Given $$P(x) = \sum_{k=0}^Nc_kx^k$$
Can we derive some exact formula for
$$\sum_{k=0}^N P(k)$$
The only thing I can think of is the integral approximation:
$$\int_{0}^{N} P(x)dx \approx \sum_{k=0}^N P(k)$$
or maybe broken into smaller pieces
$$\int_{k}^{k+1} P(x)dx \approx \frac{P(k)+P(k+1)} 2$$ Maybe there are better approaches?

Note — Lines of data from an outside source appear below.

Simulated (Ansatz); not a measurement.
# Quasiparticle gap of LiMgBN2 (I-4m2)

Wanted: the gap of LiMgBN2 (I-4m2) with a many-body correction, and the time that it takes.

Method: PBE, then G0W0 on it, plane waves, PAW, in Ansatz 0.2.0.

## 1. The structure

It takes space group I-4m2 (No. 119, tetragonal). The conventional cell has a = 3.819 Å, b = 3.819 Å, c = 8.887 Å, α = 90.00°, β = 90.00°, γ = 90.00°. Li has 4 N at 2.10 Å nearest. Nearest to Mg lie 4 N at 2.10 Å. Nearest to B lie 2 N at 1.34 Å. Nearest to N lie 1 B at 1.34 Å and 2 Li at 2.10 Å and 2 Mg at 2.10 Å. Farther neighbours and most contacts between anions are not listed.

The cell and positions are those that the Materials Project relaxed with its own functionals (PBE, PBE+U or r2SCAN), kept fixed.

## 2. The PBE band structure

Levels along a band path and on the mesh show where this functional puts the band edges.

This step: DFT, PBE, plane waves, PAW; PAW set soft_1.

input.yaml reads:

So you are looking for a "nice" form to express $$ \sum\limits_{j = 0}^n {P(j)} = \sum\limits_{k = 0}^n {c_{\,k} \sum\limits_{l = 0}^n {l^{\,k} } } $$
Now, as far as I know, the different formulations for the sums of powers can be summarized in $$ \eqalign{ & S_m (n + 1) = \sum\limits_{0\, \le \,l\, \le \,n} {l^{\,k} } \quad \left| {\;0 \le {\rm integer }k,n} \right. = \cr & = \sum\limits_{\left( {0\, \le } \right)\,j\,\left( { \le \,k} \right)} {\left\langle \matrix{ k \cr j \cr} \right\rangle \left( \matrix{ n + 1 + j \cr k + 1 \cr} \right)} = \sum\limits_{\left( {0\, \le } \right)\,j\,\left( { \le \,k} \right)} {\;j!\;\left\{ \matrix{ k \cr j \cr} \right\}\left( \matrix{ n + 1 \cr j + 1 \cr} \right)} = \cr & = {1 \over {k + 1}}\sum\limits_{0\, \le \,j\, \le \,m} {\left( \matrix{ k + 1 \cr j \cr} \right)\;B(j)\;\left( {n + 1} \right)^{\,k + 1 - j} } \cr} $$ where:
- the angle brackets denote the Eulerian Numbers;
- the curly brackets denote the Stirling Numbers of 2nd kind;
- $B(j)$ denote the Bernoulli Numbers.
Therefore, you cannot find a close form in general, unless the $c_k$ obey to a particular function of the index.